Is this 2017’s most audacious movie? A Ghost Story (M)
87 mins ★★★★1⁄2
David Lowery’s meditative romantic drama is bewildering and beguiling in equal measures.
What other movie this year dares to place Oscar’s reigning best actor winner under a sheet for most of the running time, or spend five minutes watching a terrific young Hollywood actress devour a family-sized pie? And yet somehow for all that craziness still leave a good chunk of cinemagoers haunted by it for days.
The low-budget tale that the New Zealand-shot Pete’s Dragon (Lowrey’s last project) helped fund, A Ghost Story is a slow-burning study of grief and despair.

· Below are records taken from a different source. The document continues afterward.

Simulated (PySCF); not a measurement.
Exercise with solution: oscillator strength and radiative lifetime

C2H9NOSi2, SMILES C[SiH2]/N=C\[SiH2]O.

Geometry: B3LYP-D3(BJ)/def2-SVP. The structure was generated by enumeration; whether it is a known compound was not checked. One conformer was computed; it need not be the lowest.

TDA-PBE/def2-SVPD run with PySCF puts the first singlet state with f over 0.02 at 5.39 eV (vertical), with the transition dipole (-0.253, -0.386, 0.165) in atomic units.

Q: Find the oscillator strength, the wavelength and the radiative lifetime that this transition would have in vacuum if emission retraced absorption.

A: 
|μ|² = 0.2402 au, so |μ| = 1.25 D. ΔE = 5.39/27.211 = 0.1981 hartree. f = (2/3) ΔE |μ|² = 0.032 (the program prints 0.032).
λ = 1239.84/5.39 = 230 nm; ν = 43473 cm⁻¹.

Like Truly Madly Deeply and Ghost, it posits what happens when one-half of a couple has shuffled off this mortal coil. But instead of pottery or musical sessions with his mates, Casey Affleck’s songwriter instead can only watch as his beloved (Rooney Mara) attempts to deal with life without him. Time inevitable moves on, but while she shifts out, he’s left trapped in their house frustrated as others invade and transform ‘‘their’’ space. When he realises he can make an impact after all, he begins a reign of terror, hoping to drive them out, but will that bring him the peace that might finally give him release?
Inspired by Virginia Woolf’s short story A Haunted House, A Ghost Story feels like one of the most intimate pieces of moviemaking in years.
While the discussions about the science of mass extinction and the enduring power of art won’t be for everyone, it’s actually in the wordless moments that Lowery’s film threatens to overwhelm you.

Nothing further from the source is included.